Provide details on the platforms you are using:
NVIDIA Jetson TX2 Module (P3310)
Ubuntu 18.04.2 LTS
Linux distro and version: Ubuntu 16.04.5 LTS
GPU: Nvidia GTX1060
nvidia driver 410.78
UFF Version 0.6.3
Hello. We have converted our TF model to TensorRT using pure TensorRT and observed that the inferencing time is slow compared to bigger ResNet18 model. We did a unit test and compared both the models :
Our model (Refinement net) :
(3 convolutions with PRelu activation, 3 Dense layers)
Input size : 24 x 24
Batch size : 1
Inference time : 3.244ms
Input size : 224 x 224
Batch size : 1
Inference time : ~5ms
Judging from our input size which is about 10 times smaller than the ResNet18’s, we expect a much shorter inferencing time. However, the result shows the inferencing time of our model is more than half of ResNet18’s. This doesn’t seem correct to me.
We then took a step further to profile the 2 models. Upon inspection using nvprof, we noticed that there are gaps in between processes in our model which are not being utilized. Each of the processes seems to stall before the next process kicks in.
sudo nvprof -f -o profile_res.prof ./model/unit_test
From the profiling result, we noticed that there are huge gaps in between each kernel processes for our model. There was no such occurrence for ResNet18. We are guessing that longer inferencing time is caused by these gaps. However, we have no explanation to the gaps we are seeing in our profiled model.

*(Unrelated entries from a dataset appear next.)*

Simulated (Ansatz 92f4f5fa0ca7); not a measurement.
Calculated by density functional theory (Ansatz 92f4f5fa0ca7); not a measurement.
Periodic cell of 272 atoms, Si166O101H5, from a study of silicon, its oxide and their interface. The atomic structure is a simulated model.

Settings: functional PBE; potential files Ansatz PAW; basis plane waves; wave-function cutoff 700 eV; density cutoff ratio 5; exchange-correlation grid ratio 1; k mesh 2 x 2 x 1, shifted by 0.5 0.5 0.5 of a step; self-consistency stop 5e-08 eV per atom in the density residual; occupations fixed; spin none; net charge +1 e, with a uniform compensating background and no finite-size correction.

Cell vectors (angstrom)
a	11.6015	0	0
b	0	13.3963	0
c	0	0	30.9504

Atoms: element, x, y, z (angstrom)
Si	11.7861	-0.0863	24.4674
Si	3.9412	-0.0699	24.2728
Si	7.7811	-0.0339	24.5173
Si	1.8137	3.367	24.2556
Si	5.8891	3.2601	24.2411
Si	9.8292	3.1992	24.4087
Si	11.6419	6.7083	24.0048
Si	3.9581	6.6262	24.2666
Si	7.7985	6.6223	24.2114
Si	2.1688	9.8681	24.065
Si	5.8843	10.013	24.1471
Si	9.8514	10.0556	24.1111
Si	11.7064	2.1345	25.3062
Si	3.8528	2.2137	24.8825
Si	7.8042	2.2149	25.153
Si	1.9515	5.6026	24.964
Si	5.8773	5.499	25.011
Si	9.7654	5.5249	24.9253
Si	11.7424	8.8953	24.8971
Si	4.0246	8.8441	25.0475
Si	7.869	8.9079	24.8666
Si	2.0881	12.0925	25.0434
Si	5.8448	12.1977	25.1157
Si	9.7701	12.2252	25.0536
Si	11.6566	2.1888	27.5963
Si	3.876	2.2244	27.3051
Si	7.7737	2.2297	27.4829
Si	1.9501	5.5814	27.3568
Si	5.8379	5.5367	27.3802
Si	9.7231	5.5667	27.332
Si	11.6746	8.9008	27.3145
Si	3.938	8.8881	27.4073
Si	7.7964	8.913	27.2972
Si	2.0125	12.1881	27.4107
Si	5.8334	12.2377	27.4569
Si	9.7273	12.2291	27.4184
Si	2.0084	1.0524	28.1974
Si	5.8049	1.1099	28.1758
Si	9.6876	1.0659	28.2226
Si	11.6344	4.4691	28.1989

https://imgur.com/EnCUmU7 nvprof result of ResNet18 with image size 224x224
https://imgur.com/z0cdqmX nvprof result of our model with image size 24x24
https://imgur.com/f9yiMVz Comparison of nvprof on ResNet18 and our model
https://imgur.com/ENobQ3b Our model’s illustration
Then, we tried to increase our batch size from 1 to 16 and observed that the gaps are still there, but the time taken for the convolution layer went from 21us to 65us (3 times longer).
https://imgur.com/s3g6kwV Comparison of nvprof on our model for batch size 1 and 16
With the above observations, we have the following questions for our model :
Each kernel stalled for a period of time before executing the next one, creating gaps. Why are there gaps in between kernel processes?
How can we eliminate these gaps?
Is it true that TensorRT only works better with bigger networks and not the smaller ones? Why is it so?
How does TensorRT handles convolution layer? We observed the following examples:
- for convolution output = 28, trt_maxwell_cudnn_…128x32… was used
- for convolution output = 64, trt_maxwell_cudnn_…128x64… was used
- for convolution output = 72, trt_maxwell_cudnn_…128x128… was used
How does bigger batch size affects processing time in TensorRT ? From the observations above, increasing batch size 1 to 16 increases the convolution processing time by factor of 3.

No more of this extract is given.